Construction will be done in stages to minimize impacts to the public during special events and peak periods of traffic. Detours will be in place for pedestrians, bicycles and vehicle traffic. The contractors will make sure traffic continues to flow safely through the work zones.
The costs for the waterline relocation is approximately $5 million and is part of the City Park Golf Course Redesign project. The work will take roughly 2 1/2 months to complete. The project includes the following:
• Realignment of Denver Water’s pipes, to remove them from inside of the City Park Golf Course site and install them in East 23rd Avenue and York Street
• Repaving and resurfacing the road as needed
• 23rd Avenue: Partial lane closures on 23rd Avenue between Steele and York Streets, with flaggers controlling traffic.
• 23rd Avenue weekend closures: There will also be full closures of all lanes on East 23rd Avenue between Steele and York Streets on the weekends of March 3 – 4, March 10-11, and potentially on March 17-18 if additional time for the work is needed.

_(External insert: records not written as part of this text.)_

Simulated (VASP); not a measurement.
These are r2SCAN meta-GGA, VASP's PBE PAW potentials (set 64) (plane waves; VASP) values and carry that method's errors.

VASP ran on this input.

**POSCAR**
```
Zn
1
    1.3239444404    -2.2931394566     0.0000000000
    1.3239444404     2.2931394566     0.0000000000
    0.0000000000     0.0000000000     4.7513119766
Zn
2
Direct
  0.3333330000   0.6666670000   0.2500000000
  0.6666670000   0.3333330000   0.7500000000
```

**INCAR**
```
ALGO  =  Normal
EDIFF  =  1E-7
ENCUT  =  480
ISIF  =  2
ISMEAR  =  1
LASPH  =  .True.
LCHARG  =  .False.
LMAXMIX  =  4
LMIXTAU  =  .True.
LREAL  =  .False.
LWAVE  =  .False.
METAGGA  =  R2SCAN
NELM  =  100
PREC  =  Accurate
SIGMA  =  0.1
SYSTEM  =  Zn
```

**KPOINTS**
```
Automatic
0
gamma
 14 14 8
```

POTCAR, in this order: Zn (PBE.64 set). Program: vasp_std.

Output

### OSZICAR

• 24th Avenue: Full lane closures on 24th Avenue between York Street and Gaylord Street.
• York Street: Two lanes of York Street will be closed with one lane open in each direction.
The majority of the construction work will take place Monday through Saturday from 7:00 a.m. to 6:00 p.m., with some night work as necessary. Please note that this schedule may change due to bad weather or other unexpected conditions. For more information, please call the project hotline at 303-386-9150 (TTY: 720-512-7257) or go to the website at www.CPGCredesign.org.
The City and County of Denver, Denver Water, Saunders Construction, and Iron Woman Construction would like to remind drivers that wearing a safety belt is the single most effective way to protect people and reduce fatalities in motor vehicle crashes. Please drive cautiously in construction zones.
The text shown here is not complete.